From the moment you start reading about or being taught about how to write software, you learn that modularity is important. Separation of concerns and interfaces, objects and APIs. A natural outgrowth of this is a Service Oriented Architecture. I’ve worked on and built both monolithic and SOA projects. I’ve worked on the underlying infrastructure of both as well. I’ve found a tendency over time for orthodoxies to build up around both camps. Software engineers, I have found, have a penchant for orthodoxy.

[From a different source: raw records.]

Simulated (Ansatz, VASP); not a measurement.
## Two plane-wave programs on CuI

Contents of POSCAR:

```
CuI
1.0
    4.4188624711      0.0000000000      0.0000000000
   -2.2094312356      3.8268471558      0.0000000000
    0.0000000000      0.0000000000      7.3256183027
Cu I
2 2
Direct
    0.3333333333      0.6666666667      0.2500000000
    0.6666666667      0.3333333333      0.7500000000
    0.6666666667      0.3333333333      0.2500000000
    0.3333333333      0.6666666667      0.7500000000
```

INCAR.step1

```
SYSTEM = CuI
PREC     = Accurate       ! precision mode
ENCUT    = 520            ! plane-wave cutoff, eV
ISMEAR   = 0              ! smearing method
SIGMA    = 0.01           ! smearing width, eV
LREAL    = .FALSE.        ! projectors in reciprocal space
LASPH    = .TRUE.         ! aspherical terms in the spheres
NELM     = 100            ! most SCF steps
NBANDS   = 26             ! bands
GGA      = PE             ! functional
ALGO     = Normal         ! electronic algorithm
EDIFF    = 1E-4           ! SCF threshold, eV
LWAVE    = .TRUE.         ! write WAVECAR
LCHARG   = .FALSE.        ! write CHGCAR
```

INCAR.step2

I was lucky enough while I was in school to have worked for a networking researcher who spoke of engineering trade-offs religiously and at every opportunity. It’s easy as an undergraduate computer major to fall into the trap of thinking there is one correct solution to every problem. We are all told of time and space trade-offs, but in the vacuum of a test, there is only one correct answer.
A SOA has many enticing positives, but also comes with drawbacks. It also requires you to enter a different headspace. While you win strictly enforced boundaries between different elements of your system, you pay for it by needing to find a way to enforce strict interfaces. While you win fine grained scalability and flexibility, you must now build and maintain a robust service discovery layer, not to mention the actual transport in the first place. While you win the ability to use the right tool for the job, you pay for it by expanding the knowledge surface areas needed by your engineers; polyglot engineering requires frequent context switching by human beings, which will prove costly
On the topic of testing (a topic very near and dear to my heart), I have found that engineers will want to build themselves false safety nets and reach across nicely defined boundaries in an effort to prevent any regressions from occurring. The warm fuzzy blanket of a proliferation of end-to-end, integration, and acceptance tests results in a combinatoric explosion in the number of tests and requires you to run disparate codebase’s tests any time you deploy any service. Not even unit tests can save you: make them too brittle and they will be nearly tautological, required line-by-line changes to tests every time you change the code.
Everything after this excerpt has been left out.